Sunday, September 27, 2020
#271 / Resistance By Insistence
A rather terrifying article is set to appear as the cover story in the November 2020 edition of The Atlantic magazine.* Because the article is timely - and important - The Atlantic has made it available in a "special preview." Just click this link to read it. There may be a paywall problem that gets in the way, if you are not a subscriber, but see if you can track it down. It is not a short article, but it is a worthwhile one. There has already been quite a lot of press discussion about it.

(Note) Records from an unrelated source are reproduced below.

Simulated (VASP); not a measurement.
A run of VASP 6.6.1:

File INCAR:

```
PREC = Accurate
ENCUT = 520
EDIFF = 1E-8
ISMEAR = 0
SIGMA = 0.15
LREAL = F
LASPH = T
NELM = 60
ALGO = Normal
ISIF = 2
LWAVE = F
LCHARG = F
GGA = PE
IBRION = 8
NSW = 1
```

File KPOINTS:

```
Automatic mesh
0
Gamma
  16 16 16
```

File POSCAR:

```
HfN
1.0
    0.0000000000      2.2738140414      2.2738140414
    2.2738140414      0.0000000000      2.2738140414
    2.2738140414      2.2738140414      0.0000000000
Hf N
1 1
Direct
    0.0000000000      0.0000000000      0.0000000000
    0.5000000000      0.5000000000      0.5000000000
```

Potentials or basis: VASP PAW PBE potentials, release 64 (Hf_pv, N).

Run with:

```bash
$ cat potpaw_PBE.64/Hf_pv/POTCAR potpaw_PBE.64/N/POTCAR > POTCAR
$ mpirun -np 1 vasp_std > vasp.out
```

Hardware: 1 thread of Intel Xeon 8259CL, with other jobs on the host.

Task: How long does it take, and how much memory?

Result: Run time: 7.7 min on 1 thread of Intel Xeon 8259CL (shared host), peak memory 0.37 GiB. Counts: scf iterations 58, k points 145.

The article I am referencing is by Barton Gellman, and is titled, "The Election That Could Break America." Essentially, the article examines how a president who is determined "never to concede" can bring the nation to a Constitutional crisis, with very uncertain outcomes. As you may have read in my blog posting yesterday, at least some people think that the expected outcomes aren't that uncertain at all. If the president refuses to concede, and plunges the nation into a Constitutional crisis, these people think that "civil war" will result.
I am arguing against that, of course. I refused to go to Vietnam to kill people, and I am not going to stand around and watch video games come to life in the streets of America - not without trying to stop that from happening, at least. I am of the opinion that there are a lot of people just like me. "Civil war" is not the right response to the kind of conflicts that Gellman identifies, even admitting that these potential conflicts pose truly terrible problems. Giving in and giving up to an authoritarian assertion of power isn't the right thing, either.
What, then, is the correct response? If an unconstitutional and illegal ururpation of democratic self-government is attempted, isn't resistance required?
Well, yes. I think it is, but let's get our definitions right. "Resistance" and "violence" are not the same thing.
One of the "Five Guys" upon whom I rely suggests "insistence" is the best form of "resistance." That's Gandhi, and I'm sticking with Gandhi and Martin Luther King, Jr., who was of exactly the same mind. Gandhi had a special word to describe the process he advises to combat injustice. "Satyagraha" is Gandhi's word. It means "clinging to the truth." It means "insisting" on what is right.
If the crisis comes, as Gellman suggests is a real possibility, we need to refuse to accede to what is not "true," and we are not limited to standing by and watching how democracy dies, either. In fact, we can "insist" that the right thing be done, and refuse to capitulate to any attempt to destroy our democracy by illegitimate claims and the imposition of force. Thousands and tens of thousands of nonviolent actions, as a response to an unjust and authoritarian claim of power, is the response that I propose.
Of course, that kind of response is the opposite of "passive." Ir requires us to set aside our normal activities, and it requires us to put our lives on the line too. We will do that, when the crisis comes, only if we value our collective life together - our country - as a higher priority than our individual safety and convenience. Patriots have to be willing to die for their country, we're told. I think that's right.
But being willing to die for our country is a a lot different thing from being willing to kill for it. I am not going to kill for democracy, because that isn't how democracy will be preserved.
We need to insist that we will not tolerate the theft of our government. Insistence is resistance, and that's what we have got to be ready to do - clearly, forcefully, and for as long as it takes - if the worst thing happens.
*Other recent articles make many of the same points that Gellman does. John Cassidy's short article from The New Yorker is titled, "Donald Trump is Attacking American Democracy at Its Core." Jeffrey Toobin's article in The New Yorker is "The Legal Fight Awaiting Us After The Election."